- The Washington Times - Wednesday, July 12, 2006

Defense Secretary Donald H. Rumsfeld has disclosed that North Korea has produced up to five additional long-range missiles, but that none appears ready for launch.

“We do believe and they’re assessed to have something like three or four or five additional Taepodong-2 airframes somewhere in their country,” Mr. Rumsfeld said in an interview Saturday with radio talk-show host Monica Crowley.

However, the defense secretary said that “there are no Taepodong-2s on launching pads at the present time.”

“The one they fired didn’t work and it failed,” he said.
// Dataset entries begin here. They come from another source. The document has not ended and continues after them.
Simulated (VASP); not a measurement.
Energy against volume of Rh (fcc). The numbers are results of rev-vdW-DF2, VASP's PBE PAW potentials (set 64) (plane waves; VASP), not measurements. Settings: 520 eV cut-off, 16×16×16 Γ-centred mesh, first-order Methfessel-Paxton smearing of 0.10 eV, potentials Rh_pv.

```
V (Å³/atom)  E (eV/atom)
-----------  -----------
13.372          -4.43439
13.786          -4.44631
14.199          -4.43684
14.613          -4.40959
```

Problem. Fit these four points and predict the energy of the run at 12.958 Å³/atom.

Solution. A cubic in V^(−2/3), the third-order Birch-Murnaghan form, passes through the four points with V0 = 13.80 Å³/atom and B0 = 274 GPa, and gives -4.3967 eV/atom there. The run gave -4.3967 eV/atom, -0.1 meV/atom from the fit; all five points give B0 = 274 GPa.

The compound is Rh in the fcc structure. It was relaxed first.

Mr. Rumsfeld said North Korea poses a danger because of Pyongyang’s admission that it possesses nuclear weapons and its demonstrated ballistic-missile capability.

“We do not at the moment know whether or not they have developed the ability to mate a nuclear weapon with a ballistic missile,” he said.

A transcript of the radio interview was made public yesterday by the Pentagon. It was the first official mention of North Korea’s additional long-range missiles, which have a range of up to 9,300 miles.

North Korea has not been able to successfully show that it has an intercontinental missile, “although the intelligence people estimate that the TD-2 does have that capability,” Mr. Rumsfeld said.

“They just haven’t demonstrated it yet,” he said. “But they’re a worrisome country.”

Asked whether the United States should take pre-emptive military action against North Korea to stop further launches, Mr. Rumsfeld said President Bush has decided to use diplomacy in coordination with the governments of China, South Korea, Japan and Russia to deal with the problem.

“Time will tell whether that will work,” he said.

A military official at the Colorado-based U.S. Northern Command said U.S. military sensors are continuing to monitor North Korea for signs of missile activity.

“We’re not aware of anything that is imminent,” the official said.

Mr. Rumsfeld said North Korea is a leading rogue state that is selling ballistic-missile technology, counterfeiting U.S. currency, trafficking in illicit drugs and is on the State Department’s list of state sponsors of terrorism.

“One has to believe that they would be willing to sell fissile material if they believed they had a sufficient quantity,” Mr. Rumsfeld said. “So they represent an immediate threat from a proliferation standpoint.”

Meanwhile, the Pentagon conducted a successful test yesterday of a new missile-defense system designed to shoot down missiles as they approach their targets in the so-called terminal phase of flight.

The Terminal High Altitude Area Defense, or THAAD, shot down a target missile at the White Sands Missile Range in New Mexico, according to Defense Department officials.

The THAAD is an Army missile defense used to shoot down short-range missiles, and deployment is expected in 2009.